The Migrant’s Table: Meals and Memories in Bengali-American Households
by Krishnendu Ray, Temple University Press 2004

The Migrant’s Table studies the lives of West Bengali immigrants, primarily through the lens of food. The book is the author’s Ph.D. thesis, but the subject holds a special poignancy for him as a West Bengali immigrant himself. As he says in the concluding chapter, “Finding a home 10,000 miles away from home is disorienting, but through food we hope not to lose the East.”

West Bengal is situated in the northeastern corner of India, just west of Bangladesh, part of the Bengal delta, a floodplain emptying into the Bay of Bengal. Its largest city is Calcutta. Approximately 30,000 West Bengalis immigrated to the U.S. in the period 1970–1980; this is the group Krishnendu Ray focuses upon. Because of U.S. immigration law, this population displays unusual homogeneity of class and caste, with an average income of about $100,000, and a very high proportion of professionals with master’s degree or above.

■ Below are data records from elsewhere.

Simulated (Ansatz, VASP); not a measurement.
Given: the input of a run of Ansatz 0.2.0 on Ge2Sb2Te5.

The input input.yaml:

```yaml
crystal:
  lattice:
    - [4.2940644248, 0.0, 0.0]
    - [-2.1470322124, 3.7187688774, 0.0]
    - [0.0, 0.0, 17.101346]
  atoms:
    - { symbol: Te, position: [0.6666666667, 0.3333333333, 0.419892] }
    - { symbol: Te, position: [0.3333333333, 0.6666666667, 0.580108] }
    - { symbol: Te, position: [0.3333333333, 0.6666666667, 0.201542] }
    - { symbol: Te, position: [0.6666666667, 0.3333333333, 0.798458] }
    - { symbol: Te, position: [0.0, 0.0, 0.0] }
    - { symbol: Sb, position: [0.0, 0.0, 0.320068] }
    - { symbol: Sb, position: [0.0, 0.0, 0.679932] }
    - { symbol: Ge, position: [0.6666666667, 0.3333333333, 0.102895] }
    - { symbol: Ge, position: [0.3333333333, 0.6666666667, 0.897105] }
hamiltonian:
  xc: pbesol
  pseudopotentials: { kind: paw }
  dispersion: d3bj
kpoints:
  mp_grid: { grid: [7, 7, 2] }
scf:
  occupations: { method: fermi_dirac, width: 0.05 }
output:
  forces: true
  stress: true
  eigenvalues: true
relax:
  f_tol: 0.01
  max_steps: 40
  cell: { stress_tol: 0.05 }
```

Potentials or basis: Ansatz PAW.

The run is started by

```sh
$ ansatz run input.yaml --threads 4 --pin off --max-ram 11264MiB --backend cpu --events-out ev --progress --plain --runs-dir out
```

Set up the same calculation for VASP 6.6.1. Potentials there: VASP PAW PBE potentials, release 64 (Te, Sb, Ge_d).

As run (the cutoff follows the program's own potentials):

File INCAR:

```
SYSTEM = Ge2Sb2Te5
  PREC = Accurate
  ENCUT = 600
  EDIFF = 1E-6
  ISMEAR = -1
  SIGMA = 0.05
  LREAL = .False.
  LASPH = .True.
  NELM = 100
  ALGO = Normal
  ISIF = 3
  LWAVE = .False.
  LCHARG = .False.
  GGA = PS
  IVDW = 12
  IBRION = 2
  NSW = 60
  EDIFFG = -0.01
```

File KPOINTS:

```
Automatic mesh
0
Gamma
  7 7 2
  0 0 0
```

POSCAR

The author lists five sources of information for his thesis: (a) a sociological survey he conducted, garnering 126 household responses representing 436 individuals; (b) an ethnography he conducted of three households over three summers; (c) a synthesis of the secondary literature; (d) his own experience; (e) a 1972 study, conducted by the U.S. Agency for International Development, of food habits in Calcutta. Since most West Bengali immigrants to the U.S. are from Calcutta, this provided the author with a baseline to study the changes that immigration brought.

A word about the tone of the book. The author was originally Marxist, until martial law in Poland and the Soviet invasion of Afghanistan led him to reconsider. Every now and then he descends into jargon, throwing around words like “hegemony”, “metropole”, and “valorize”, and alluding to postmodernist theory. But the real strength of the book, for me, was the wealth of anecdotes, quotations, and sketches of Bengali culture.

The Mexican poet Octavio Paz was ambassador to India for nearly a decade; he wrote, “In European cooking, the order of the dishes is quite precise … A radical difference: in India, the various dishes come together on a single large plate. Neither a succession nor a parade, but a conglomeration and superimposition of things and tastes … A fusion of flavors, a fusion of times.” Another Paz quote sums up a conflict for all U.S. immigrants: “[the U.S. was founded] on the notion of creating a common future. To be an American is to turn one’s past into a quaint holdover while focusing almost exclusively on the future. In the U.S. the past of each of its ethnic groups is a private matter, the country itself has no past.”

The tension between “being American” and “being Bengali” runs like a sharp, piquant spice note throughout the book. Many Bengali-American households allot breakfast and lunch to the new world, dinner to the old. Breakfast is usually toast or cereal; curiously, Ray writes, “very few Bengalis appear to choose the closest to the Calcuttan favorite—Rice Crispies. Instead, cornflakes are the most popular cereal among Bengali Americans. An element of prestige and association with modernity comes with the alien corn and its industrially extruded flakes.”

In contrast, dinner has taken on the role of preserving Bengali culture, often with some trouble. Bengalis traditionally eat whole fish with rice. Ray writes:

[The fish] is difficult to carve in the preferred way using a handheld knife; a special kind of Bengali cutting implement called a bonti is required. The bonti cannot be used without squatting on the floor … For some Bengalis, the transition from the floor to the countertop is less a sign of willing Americanization than a grudging reorientation to a new domestic architecture. Others are willing to sacrifice a little in taste for the convenience of countertop slicing and dicing.

Cooking, food, and spices play a large symbolic role in Indian culture:

Every major Vedic ritual … is a sacrifice that includes cooked food offerings… Every sacrificial operation employs a derivative of one of the roots signifying ‘cook’. … In cremation, the body is “cooked” for the gods…. [The marriage ritual includes] smearing of tumeric on the bride and the groom…

Ray describes sacred diagrams drawn with rice powder, as protective charms for marriage or the birth of a son. He details the layout of Bengali gardens, with chilies and the sacred basil at the center. For many Bengali Americans, he writes, the kitchen garden “produce[s] a home in a land that is not yours.”

One last quote from a Bengali-American author:

Immigrants carry the bruises, and often the scars, from missed signals and misread signs. They’ve traded their certain place (sometimes humble, sometimes exalted) in a fixed society for a crazy chance at something elusive called personal happiness. I don’t say they’ll find it; it’s enough that they try.